It’s two o’clock in the morning on Christmas Eve. Everyone around me is sleeping. The house is full to bursting – even the kitchen has been commandeered as an extra bedroom – and our final guests will arrive this afternoon. I’ve been woken up by fear that I’ll forget to take today’s lunch, prepared in advance so it can cook while I’m doing my radio show today, out of the freezer. There’s not enough wrapping paper for all the stocking presents. I don’t think the ham I’ve bought for dinner is big enough. What if we run out of potatoes? So much planning and preparation has gone into this time; it feels strange that it’s almost here, and almost over. Already the pantomime has been and gone; the Christmas edition of my radio show will be next, then we’ll be hanging the stockings and leaving mince pies for Father Christmas, and then the dawn will break on another Christmas Day.

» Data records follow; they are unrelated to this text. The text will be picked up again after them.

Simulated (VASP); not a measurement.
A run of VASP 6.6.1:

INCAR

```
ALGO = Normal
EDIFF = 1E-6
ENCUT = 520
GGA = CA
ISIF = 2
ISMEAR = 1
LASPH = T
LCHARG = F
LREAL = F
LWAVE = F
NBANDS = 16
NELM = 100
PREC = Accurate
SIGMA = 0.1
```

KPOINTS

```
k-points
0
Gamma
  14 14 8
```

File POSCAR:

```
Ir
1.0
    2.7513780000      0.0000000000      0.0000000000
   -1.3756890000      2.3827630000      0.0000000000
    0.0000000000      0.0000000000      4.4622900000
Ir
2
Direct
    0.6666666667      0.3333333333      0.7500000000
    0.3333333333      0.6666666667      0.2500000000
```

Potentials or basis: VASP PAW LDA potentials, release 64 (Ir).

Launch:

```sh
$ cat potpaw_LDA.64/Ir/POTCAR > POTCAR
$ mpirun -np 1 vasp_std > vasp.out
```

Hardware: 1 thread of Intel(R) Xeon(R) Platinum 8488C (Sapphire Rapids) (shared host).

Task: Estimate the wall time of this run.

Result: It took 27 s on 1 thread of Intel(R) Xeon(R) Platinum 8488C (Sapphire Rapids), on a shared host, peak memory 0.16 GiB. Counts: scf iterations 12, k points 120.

We try. All of us. We try so hard.
If human beings truly are a reflection of the God who made them – if God made human beings in his own image – then this sense of striving, this sense that there is something better towards which we can work – is God-given. It’s proof that He exists. The goals he gives his creation in the New Testament – kindness, love for one another, refraining from making judgements – are those which make life worth living. And life is all we have, until we die. I have only a very hazy image of Heaven – it’s a judicious mixture of Sara Crewe’s fields and fields of daisies and fields and fields of lilies, and a giant John Martin canvas, and I have a piano on one cloud and a harp on the other, and I play them by the hour and never make a single mistake on either. There’s no Christmas – there won’t need to be, because everyone we’ve ever loved, ever been loved by, will be there. The time we lost will be given back and we’ll never have to say goodbye again. But more than this – the people we loved, who were unable to love us, are there too. The Christmas gathering we strive for, which honours every single person’s inner light and brings them all together in a blaze of love, will be ours; the cycle of hurt and damage and destruction and awfulness will be broken, and love will prevail.
Love will prevail.
And that’s the promise that I’ll take to the freezer with me, and whip into the eggs and cream and bake into the mince pies and wrap around the presents. Wishing you all love, fortitude, and a very Happy Christmas. Thank you, from the bottom of my heart, for reading.